Working with a range of evidence
Presently, there is a lot of attention and investment in evidence-based policymaking including the federal, bipartisan Commission on Evidence-Based Policymaking; the Pew Charitable Trusts reports and toolkits on How States Engage in Evidence-Based Policymaking; and the Laura and John Arnold Foundation supported Evidence-Based Policymaking Collaborative. Many of these initiatives focus on "rigorous evaluation" -- meaning randomized controlled trials (RCT) or other experimental models -- as the best kind of evidence to use. However, this body of evidence is often insufficient for the specific kinds of questions that governments can have when making a decision about policy. In this guide, we propose an approach to support governments in incorporating additional types of evidence into their decision making.
One way to understand a range of evidence is to use Nesta’s Standards of Evidence to frame and define evidence. The British nonprofit Nesta works to inject positive change into the way UK government policies and programs function. One of their key areas of work has been developing What Works Centres, organizations that collect, commission, synthesize, and disseminate evidence about intervention effectiveness across a range of social impact areas. Nesta developed the following Standards of Evidence to provide a useful way to document how different kinds of information demonstrate different levels of evidence.

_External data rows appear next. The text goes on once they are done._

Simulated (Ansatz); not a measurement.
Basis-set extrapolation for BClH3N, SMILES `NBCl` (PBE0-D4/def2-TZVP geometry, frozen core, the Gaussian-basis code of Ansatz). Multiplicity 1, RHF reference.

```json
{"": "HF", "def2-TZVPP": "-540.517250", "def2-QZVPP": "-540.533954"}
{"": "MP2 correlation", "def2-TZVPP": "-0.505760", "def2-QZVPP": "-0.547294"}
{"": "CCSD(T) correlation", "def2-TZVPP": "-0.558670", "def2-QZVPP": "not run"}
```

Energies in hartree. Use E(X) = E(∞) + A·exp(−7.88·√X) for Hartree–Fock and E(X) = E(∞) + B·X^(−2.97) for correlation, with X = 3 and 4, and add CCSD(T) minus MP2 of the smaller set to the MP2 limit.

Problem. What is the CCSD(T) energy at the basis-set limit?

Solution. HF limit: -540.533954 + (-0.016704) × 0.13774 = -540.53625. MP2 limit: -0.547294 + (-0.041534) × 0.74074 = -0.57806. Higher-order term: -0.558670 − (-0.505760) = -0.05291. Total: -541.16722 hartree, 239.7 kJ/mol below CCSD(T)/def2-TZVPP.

The importance of potentially biased information
One challenge presented by an evidence classification that acknowledges the value of non-scientific forms of evidence is to figure out how to balance all of the pieces together when you use them. To understand how to do this, we have to think about how to position potentially biased information in decision making.
When we look at information which has not been rigorously evaluated, we accept that this information might be biased. The whole reason we conduct rigorous evaluation is to remove bias from our observations. We conduct structured trials to produce results that are consistent and generalizable. If a finding is unbiased, this accuracy — this lack of bias — can be proved because any independent tester can reproduce it when they follow an identical process.
You can look at potentially biased information as just information that is earlier on in its path to refinement, replication, and verified accuracy. A piece of information based on any one individual’s observations is likely to be biased because it is coming from just one source. Bias is reduced by gathering together lots of independent sources of information and figuring out its most common attributes.
Maybe the biased information makes a claim that is too large — it says something is true under all conditions, when it is really only true under certain conditions, or that an effect of an intervention is bigger than its true average, or that an effect lasts over time when it does not. Perhaps changing the claim to be more specific — critically reviewing the information to see if specific conditions must be met to achieve the outcomes — would make the claim more accurate.
If you tested your claim, found it did not hold up in some cases, changed it, tested it again, until your claim repeatedly held up, then you could demonstrate that the claim was no longer biased, but accurate. This process of testing, improving, testing, and validating is what we get from structured, scientific study.
With individual pieces of information -- credible hypotheses, case studies, expert opinion -- you cannot assume that kind of accuracy. At the same time, these early observations are foundational to any replicable, scientific observations. We will never get anywhere if we do not start with these pieces of information, even if they might be biased.
Combining levels of evidence to get the most detailed information for your city
It is especially important to accept different forms of evidence when you face questions that have not yet been tested by independent studies. Some of the most important questions relate to things that are very specific to your situation. You face a particular combination of issues, actors, trends, and resources that is ultimately different from every other place in the world.
This is important, because as policy practitioners, and not scientists, you care more about your specific case than a hypothetical average, general case. You care less about the total likely range of impacts from a policy than how this single implementation will work. You want information about policies that will provide you with the best possible prediction about how they will work in your context.
By putting different kinds of evidence into the same framework, Nesta’s Standards of Evidence imply that when you cannot get rigorously tested, experimentally verified information, it is appropriate to work with what we do have. This is relevant for the municipal implementation context, because no study pulled from a literature review will account for all of the variables you face in your own context.
In the absence of having a study that predicts how an intervention works in your specific context, you will need non-scientific information to try to fill in those gaps. You will need to gather stories from residents, staff members, and other stakeholders that sit on Levels 1 or 2 of the standards of evidence.
Some of the kinds of information you will probably get more easily from people than studies include:
- how people in cities like yours reacted to an intervention in public forums
- how people who implemented an intervention in a city like yours figured out how to get it passed
- how the city communicated publicly about the apparent benefits and drawbacks of the intervention
- the political acceptability of the intervention
You can remain simultaneously aware that the information you are gathering through individual stories is biased -- not generalizable, informed by specific perspectives -- while also recognizing that having some information about something important is better than no information. Evidence from the first two evidence levels are essential building blocks of knowledge and perfectly useful when you cannot get detailed unbiased knowledge.
You have to start somewhere, and you should always start with evidence you have about your very specific conditions that you know are important for success.